Concurrent with its entry into one of the two agreements entered into in 2011 for the supply of API materials for Vascepa, the Company agreed to make a noncontrolling minority share equity investment in the supplier of up to $3.3 million. The Company invested $1.7 million under this agreement in July 2011 and the remaining $1.6 million during 2012. These amounts have been included in other long term assets and accounted for under the cost method at December 31, 2012.

 

   

Under the 2004 share repurchase agreement with Laxdale Limited, or Laxdale, upon receipt of marketing approval in the U.S. and/or Europe for the first indication for Vascepa (or first indication of any product containing Amarin Neuroscience intellectual property acquired from Laxdale in 2004), the Company must make an aggregate stock or cash payment to the former shareholders of Laxdale (at the sole option of each of the sellers) of £7.5 million (approximately $12.1 million at December 31, 2012) for each of the two potential marketing approvals. Upon approval of Vascepa by the FDA on July 26, 2012, the Company capitalized this first Laxdale milestone ($11.6 million on July 26, 2012) as a component of other long term assets. This long-term asset will be amortized over the estimated useful life of the intellectual property the Company acquired from Laxdale and the Company recognized amortization expense of $0.3 million during the year ended December 31, 2012. The Company paid $12.1 million in cash in November 2012 in settlement of this liability and recognized a currency exchange loss of $0.5 million.

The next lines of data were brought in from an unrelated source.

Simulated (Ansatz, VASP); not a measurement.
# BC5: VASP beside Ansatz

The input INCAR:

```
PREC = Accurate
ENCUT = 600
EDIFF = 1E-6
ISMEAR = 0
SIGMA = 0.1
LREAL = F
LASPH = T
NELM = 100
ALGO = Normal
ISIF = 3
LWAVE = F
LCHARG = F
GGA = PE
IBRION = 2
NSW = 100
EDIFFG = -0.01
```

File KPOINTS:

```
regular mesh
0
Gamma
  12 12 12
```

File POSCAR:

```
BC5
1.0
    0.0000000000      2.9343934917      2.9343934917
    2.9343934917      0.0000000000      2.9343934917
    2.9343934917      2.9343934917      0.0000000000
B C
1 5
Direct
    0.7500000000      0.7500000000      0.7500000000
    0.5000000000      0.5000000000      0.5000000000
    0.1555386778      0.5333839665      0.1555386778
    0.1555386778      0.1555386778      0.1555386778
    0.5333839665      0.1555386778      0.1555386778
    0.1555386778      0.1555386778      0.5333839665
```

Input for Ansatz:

Also under the Laxdale agreement, upon receipt of a marketing approval in the U.S. or Europe for a further indication of Vascepa (or further indication of any other product using Amarin Neuroscience intellectual property), the Company must make an aggregate stock or cash payment (at the sole option of each of the sellers) of £5 million (approximately $8.1 million at December 31, 2012) for each of the two potential market approvals (i.e. £10 million maximum, or approximately $16.2 million at December 31, 2012).

The Company has no provision for any of the obligations above since the amounts are either not probable or estimable at December 31, 2012.